This has also been Boris Johnson’s approach, almost since the moment he was first chosen as the Conservative Party candidate for London Mayor in September 2007. David Cameron, his nominal leader, acknowledged this when he launched his first mayoral election campaign, saying: “I don’t always agree with him, but I respect the fact that he’s absolutely his own man.”

Whether it was suggesting a one-off amnesty for illegal immigrants or proposing a new airport in the Thames estuary to replace Heathrow, Johnson has frequently pursued his own unique policy lines. Some issues, like the future of Heathrow are a legitimate concern of the Mayor. Others, like the UK’s approach to the EU are, to say the least, stretching it a bit.

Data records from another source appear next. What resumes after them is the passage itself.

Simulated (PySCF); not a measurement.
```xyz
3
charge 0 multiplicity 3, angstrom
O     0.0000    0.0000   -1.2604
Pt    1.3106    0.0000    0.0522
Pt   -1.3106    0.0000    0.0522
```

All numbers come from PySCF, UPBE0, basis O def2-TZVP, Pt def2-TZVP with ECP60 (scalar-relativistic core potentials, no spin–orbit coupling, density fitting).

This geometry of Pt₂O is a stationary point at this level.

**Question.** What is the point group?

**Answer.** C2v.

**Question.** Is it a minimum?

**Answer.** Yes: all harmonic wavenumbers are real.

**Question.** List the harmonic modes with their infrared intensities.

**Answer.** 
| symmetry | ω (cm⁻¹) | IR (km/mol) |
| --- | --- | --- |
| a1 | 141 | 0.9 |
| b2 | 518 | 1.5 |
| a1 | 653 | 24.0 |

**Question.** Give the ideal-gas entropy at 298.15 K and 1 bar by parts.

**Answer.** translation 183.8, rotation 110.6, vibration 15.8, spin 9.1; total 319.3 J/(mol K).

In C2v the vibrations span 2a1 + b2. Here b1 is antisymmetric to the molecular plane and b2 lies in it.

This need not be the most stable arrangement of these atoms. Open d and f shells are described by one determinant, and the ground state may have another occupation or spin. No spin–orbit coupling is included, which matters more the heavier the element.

This week, he has been at it again. In a letter to the Chancellor that somehow found its way into the press, he threw a hissy fit (or is that a hissy FIT?) and attacked the Government’s decision to halve the feed-in tariff (FIT) for solar photovoltaic electricity. He argued that this will “slowly suffocate the growth that this policy has so far encouraged.” In his letter, he writes that “While the government will argue that the costs of solar panels have reduced, the costs of inverters, stands and labour have not.”

Boris Johnson’s intervention comes on the eve of a Labour Party opposition day debate on support for the solar industry in the Commons on Wednesday and a mass rally in Parliament today. Ministers will come under pressure to justify the cuts to FITs. The solar power sector will find some relief that such a senior figure in the Conservative Party is taking its side and not just the Labour opposition.

Of course, Johnson is facing London’s voters in just over five months, and is looking for ways to portray himself as not the Government’s candidate. It will be tempting to take a cynical view Johnson’s support for solar power subsidy, but right now the industry needs all the support it can find.

Johnson may also be looking to elections much further in the future that would give him power over more than just bendy buses and pay-as-you-go bicycles. The trick for the industry is to keep his support over the long-term, that is, if it survives that long.

No “boom and bust” for solar industry?

The previous Labour Government was memorably accused of failing to fix the roof while the sun shone. The solar industry might be thinking the same of the present government, which the Prime Minister asserted would be “the greenest ever”.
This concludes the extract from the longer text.